— Guest Talk Speaker: Dr. Parag Sanghani

Topic: Knowledge Leadership for Future Workforce


Dr. Parag Sanghani, Head of Academics, Skyline University Dubai, visited RK University and addressed students of the School of Management on 4th August 2015. He had shared his thoughts on ‘Knowledge Leadership for Future Workforce’.

He inspired our students outlining what the MBA means and what are the basic skills required for MBA students. The discussion highlighted the importance of mathematics, reasoning, English communication skills that are prerequisites of an MBA aspirant. Because these are basic skills an entrepreneur or a manager should possess, it is covered in the entrance test too. According to Parag, the other essential skills in today’s era being Communication, Computer (IT) and Connectivity.

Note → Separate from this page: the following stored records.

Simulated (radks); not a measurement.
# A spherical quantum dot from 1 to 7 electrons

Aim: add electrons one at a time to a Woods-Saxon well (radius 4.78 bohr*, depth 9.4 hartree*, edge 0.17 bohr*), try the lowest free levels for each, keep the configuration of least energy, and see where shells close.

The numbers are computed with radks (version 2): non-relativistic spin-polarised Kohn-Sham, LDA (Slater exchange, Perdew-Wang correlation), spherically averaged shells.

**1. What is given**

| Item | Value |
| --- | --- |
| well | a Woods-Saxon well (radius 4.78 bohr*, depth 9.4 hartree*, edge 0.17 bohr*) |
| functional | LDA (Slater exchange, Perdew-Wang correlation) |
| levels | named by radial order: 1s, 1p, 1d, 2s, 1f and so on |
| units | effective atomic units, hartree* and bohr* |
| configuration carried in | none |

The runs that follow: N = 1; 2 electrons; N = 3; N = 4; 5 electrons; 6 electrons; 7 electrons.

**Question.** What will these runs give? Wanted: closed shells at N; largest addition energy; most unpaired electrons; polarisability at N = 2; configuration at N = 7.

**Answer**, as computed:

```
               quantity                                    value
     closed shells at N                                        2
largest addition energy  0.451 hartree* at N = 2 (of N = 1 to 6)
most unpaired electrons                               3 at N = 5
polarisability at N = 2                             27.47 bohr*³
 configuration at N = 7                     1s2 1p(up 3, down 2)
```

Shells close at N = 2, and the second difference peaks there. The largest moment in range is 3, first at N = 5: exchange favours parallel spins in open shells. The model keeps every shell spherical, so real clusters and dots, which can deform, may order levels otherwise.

Students were happy to know about the Fortune 500 survey which states that among all, MBA degree pays the highest ROI. The reason could be the MBA curriculum is result oriented.

Mr. Parag has also shown the current scenario of Management Graduates by adding that the students will be competing 15000 MBA graduates across the region and how they will differentiate themselves. He advised to work at ground level if they dream to reach the top. Discussion extended to explain three managerial skills required at different levels [concept given by Robert Katz] 1. Lower level manager requires Technical Skills, 2. Middle level manager requires Human Skills, 3. Top level manager requires Conceptual Skills.

Furthermore, he talked about Borderless Word, Knowledge and Information-based economics, Knowledge as a central productive and strategic asset, organizational challenges, changing scenario of work, etc.
He summed up his talk by outlining the exhaustive list of skills required for knowledge leadership. Sense-making, Social intelligence, Adaptive thinking, Cross-cultural competency, Virtual collaboration, Computational thinking, New media literacy, Cognitive load management, Transdisciplinarity and Design mind-set.

The interaction was fruitful and energizing. It gave direction to the thinking of students in their career planning.